Auric: An update
I've been rather busy of late, and have not had as much time to spend on Auric as it has needed.
The motor control has been a problem on this model right from the beginning, and I put some of it down to the L289 controller that is on the NodeMCU carrier. I realise that this sounds like a poor workman blaming his tools, but early on, back-to-back testing showed the more common L298N-based drivers could drive the motors harder. Packaging issues got in the way last time, and so I went with the NodeMCU and its carrier. I paid the price in terms of performance.
Unfortunately, there is still the packaging issue. There are very few options for shields or carriers for a NodeMCU (to be honest, I can't find any other options), and there is simply not the space on Auric's deck for a separate driver module. This may well mean changing out the controller altogether. If I go to an Arduino UNO, such as I used the Self-Driving car, then I have a few more choices:
- ADAFruit Motor Shields v1 or v2. There are also a heap of clones of the v1, both of which are based on the L293D chip. These boards are rated to 2.5A
- SparkFun Monster Moto Shield. This uses a pair of ST Microelectronics VNH2SP30 chips, which are commonly found in automotive applications and can operate at 6A without a heatsink.
Both of these look promising because they solve the packaging issues and should be more than up to the current requirements of Auric's motors, but clearly a test was required.
My test rig consists of a pair of heavy duty 12V geared motors (ZYTD520) which should roughly simulate the load of the four motors used on Auric. Power supply was a 7.4V LiPo pack.
ObservationsThe first stage was to simply run the motors at full speed to measure speed and current draw, as well as the temperature of the driver chips.
The ADAFruit board ran much hotter. So much so in fact, that I added a pair of heatsinks to the board because I was worried it would shut down or be damaged.
The VNH2SP30 has a few interesting features, which while not essential make it potentially a better choice in the long term. The first is inbuilt current monitoring, I can read back the motor current on an analogue pin. Quite useful for battery life monitoring. The other interesting feature is brake functionality. We don't need it now, but being able to issue a force stop or hold would be useful in the future.

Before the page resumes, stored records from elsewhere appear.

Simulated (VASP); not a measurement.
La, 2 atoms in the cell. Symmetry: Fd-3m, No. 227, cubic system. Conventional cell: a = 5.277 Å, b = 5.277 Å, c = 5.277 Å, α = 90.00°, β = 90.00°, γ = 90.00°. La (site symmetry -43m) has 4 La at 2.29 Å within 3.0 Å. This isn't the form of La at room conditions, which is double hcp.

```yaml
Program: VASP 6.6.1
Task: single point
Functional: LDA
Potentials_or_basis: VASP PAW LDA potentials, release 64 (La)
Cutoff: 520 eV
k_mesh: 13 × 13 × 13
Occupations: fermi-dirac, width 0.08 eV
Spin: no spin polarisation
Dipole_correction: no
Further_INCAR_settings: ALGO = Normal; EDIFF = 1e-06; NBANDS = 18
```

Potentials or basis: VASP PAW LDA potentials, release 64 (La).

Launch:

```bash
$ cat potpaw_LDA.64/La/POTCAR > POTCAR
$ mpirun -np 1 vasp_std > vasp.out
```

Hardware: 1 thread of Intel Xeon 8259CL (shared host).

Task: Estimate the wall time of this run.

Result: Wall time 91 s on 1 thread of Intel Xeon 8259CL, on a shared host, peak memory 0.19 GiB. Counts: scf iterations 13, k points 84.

Unfortunately, both shields bring their connections out in dissimilar ways to the SZ-Doit board I was using, so this means new cables for battery and motor. Not a big problem in the grand scheme of things, but just annoying since I had everything so neatly cabled up.
Changing these shields will also mean large scale changes to the code which runs on the UNO, since these controllers are operated in a different manner. I will look into making the choice of shield a compile-time option, and make it possible for others to follow my work, but make their own choice of controllers.